While his opponents predicted a Trump win would lead to a severe economic downturn, with CNBC‘s Paul Gambles predicting a new Great Depression, a new survey of German economists suggests greater optimism for the Trump administration’s economic policies.
According to a survey of 130 German economics professors conducted by the Ifo Institute, the overwhelming majority expect significant economic growth in response to the new administration’s planned policies.
Of the 130 economists surveyed, 80% predicted moderate growth stimuli, and 75% said they expect an increase in employment rates if Trump follows through on promises of higher investments in infrastructure. One in seven even expects the economy to pick up sharply.
Despite the generally positive reception for his policies, however, the economists polled were critical of Trump’s proposed trade restrictions and the likely increased budget deficits created by tax cuts with no reductions in entitlement spending to compensate, according to the Economists Panel conducted in cooperation with the liberal-conservative German newspaper Frankfurter Allgemeine Zeitung.
“Curbing trade and contracting new debts would certainly be a bitter pill to swallow,” said Niklas Potrafke, Director of the Ifo Center for Public Finance and Political Economy.

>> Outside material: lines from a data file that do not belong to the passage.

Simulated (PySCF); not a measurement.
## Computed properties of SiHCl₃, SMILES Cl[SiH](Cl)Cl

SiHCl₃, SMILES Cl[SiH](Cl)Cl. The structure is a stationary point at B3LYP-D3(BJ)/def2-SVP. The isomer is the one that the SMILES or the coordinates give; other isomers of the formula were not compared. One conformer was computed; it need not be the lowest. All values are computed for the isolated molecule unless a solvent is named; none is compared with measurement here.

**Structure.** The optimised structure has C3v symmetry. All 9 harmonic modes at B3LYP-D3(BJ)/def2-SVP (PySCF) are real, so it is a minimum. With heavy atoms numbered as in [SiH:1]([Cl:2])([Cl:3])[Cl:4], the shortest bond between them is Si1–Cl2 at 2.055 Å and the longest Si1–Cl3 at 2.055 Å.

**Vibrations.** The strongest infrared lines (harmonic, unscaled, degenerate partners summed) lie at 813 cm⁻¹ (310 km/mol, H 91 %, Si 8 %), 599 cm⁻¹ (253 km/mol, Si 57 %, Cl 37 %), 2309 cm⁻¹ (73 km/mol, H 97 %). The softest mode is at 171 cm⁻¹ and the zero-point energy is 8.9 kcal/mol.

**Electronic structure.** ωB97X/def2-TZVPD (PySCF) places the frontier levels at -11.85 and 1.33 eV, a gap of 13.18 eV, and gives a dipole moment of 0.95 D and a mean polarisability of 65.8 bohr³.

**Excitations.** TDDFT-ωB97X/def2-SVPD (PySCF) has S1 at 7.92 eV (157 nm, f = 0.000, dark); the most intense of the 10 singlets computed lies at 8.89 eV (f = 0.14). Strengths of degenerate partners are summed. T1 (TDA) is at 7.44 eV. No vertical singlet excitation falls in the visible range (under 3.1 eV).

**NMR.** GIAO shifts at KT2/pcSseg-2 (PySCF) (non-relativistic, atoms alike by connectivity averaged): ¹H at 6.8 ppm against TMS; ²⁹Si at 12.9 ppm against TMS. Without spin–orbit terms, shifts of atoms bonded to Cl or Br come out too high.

US public debt, now at about $18 trillion and more than 100% of GDP, is seen by 62% of survey respondents as a moderate problem, and by 17% as a serious problem. Only 20% of the German economists surveyed deemed it no major problem.
Trump’s trade policy intentions also encountered strong opposition. A third of German economists expect his trade policy to be far more protectionist, meaning higher tariffs and barriers for US imports; while 61% expect only a slight shift towards protectionism.
The vast majority of German economists believes that this would negatively impact the USA, and do even greater damage to Germany’s economy.